Are your pipes too big?

A few years ago, I was involved in a consulting project with a large company in the healthcare industry that was in the middle of a data center migration. After the networks and servers were stood up at the new location they needed to migrate massive amounts of data in bulk so the company secured a pair of OC192 circuits, providing nearly 10Gbps of throughput in each direction on each circuit.

Everything seemed to be in order, so they began transferring data. To their surprise, they were only seeing throughput in the tens of megabits per second, even on servers connected to the network via gigabit Ethernet switches. After exhausting all the normal troubleshooting steps, they decided to bring in a fresh set of eyes. What we discovered may seem counterintuitive: this company's pipes were just too big. The company was suffering from a Long Fat Network (LFN).

The LFN problem addressed here relates to one function of one protocol in one layer of the OSI model: the Transmission Control Protocol, or TCP. Layer 4, the Transport Layer, provides numerous functions, including:

Segmentation of data. If the amount of data sent by an application exceeds the capability of the network, or of the sender or receiver's buffer, the Transport Layer can split up the data into segments and send them separately.

Ordered delivery of segments. If a piece of data is broken up into multiple segments and sent separately, there is no guarantee the segments will arrive at the destination in the correct order. The Transport Layer is responsible for receiving all the segments and, if necessary, putting the data stream back together in the correct order.

Multiplexing. If a single computer is running multiple applications, the Transport Layer differentiates between them and ensures data arriving on the network is sent to the correct application.

In addition, the Transport Layer traditionally has been responsible for reliability, or guaranteed delivery of data. Not all Transport Layer protocols provide reliability mechanisms, and which Transport Layer protocol is used by a given application depends on a number of considerations. However, the majority of data traversing networks today utilizes the TCP, which does indeed provide a reliability mechanism. And it is TCP's reliability mechanism that is at the heart of the LFN problem.

When data is ready to be sent TCP performs the following sequence of events:

1. TCP on the initiating computer establishes a connection with TCP on the remote computer.

2. Each computer advertises its Window Size, which is the maximum amount of data that the other computer should send before pausing to wait for an acknowledgment. The advertised window size is typically related to the size of the computer's receive buffer.

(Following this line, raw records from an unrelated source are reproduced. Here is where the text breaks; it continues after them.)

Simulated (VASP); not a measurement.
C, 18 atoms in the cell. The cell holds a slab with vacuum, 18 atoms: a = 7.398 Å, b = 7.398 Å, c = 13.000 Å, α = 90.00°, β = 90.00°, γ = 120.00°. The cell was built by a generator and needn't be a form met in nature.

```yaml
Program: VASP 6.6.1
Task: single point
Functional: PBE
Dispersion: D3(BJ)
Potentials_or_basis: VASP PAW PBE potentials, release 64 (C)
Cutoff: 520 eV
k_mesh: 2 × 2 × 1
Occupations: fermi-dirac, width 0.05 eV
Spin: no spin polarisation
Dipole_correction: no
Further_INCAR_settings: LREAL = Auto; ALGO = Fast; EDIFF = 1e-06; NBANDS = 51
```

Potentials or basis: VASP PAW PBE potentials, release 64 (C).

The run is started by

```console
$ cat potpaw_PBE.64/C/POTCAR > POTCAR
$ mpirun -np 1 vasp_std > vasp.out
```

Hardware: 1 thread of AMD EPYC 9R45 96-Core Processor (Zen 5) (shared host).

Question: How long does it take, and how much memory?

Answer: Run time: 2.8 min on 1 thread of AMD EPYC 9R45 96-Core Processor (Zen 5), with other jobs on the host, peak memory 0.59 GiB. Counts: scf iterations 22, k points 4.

3. TCP begins transmitting the data in intervals equal to the maximum segment size, or MSS (also negotiated by the hosts). Once the amount of data transmitted equals the window size, TCP pauses and waits for an acknowledgment. TCP will not send any more data until an acknowledgment has been received.

4. If an acknowledgment is not received in a timely manner, TCP retransmits the data and once again pauses to wait for an acknowledgment.

This "send and wait" method of reliability ensures that data has been delivered, and frees applications and their developers from having to reinvent the wheel every time they want to add reliability to their applications. However, this method lends itself to inefficiencies based on two factors: 1) how much data a computer sends before pausing, and 2) how long the computer has to wait to receive an acknowledgment. It is these two factors that are critical to understanding, and ultimately overcoming, the LFN problem.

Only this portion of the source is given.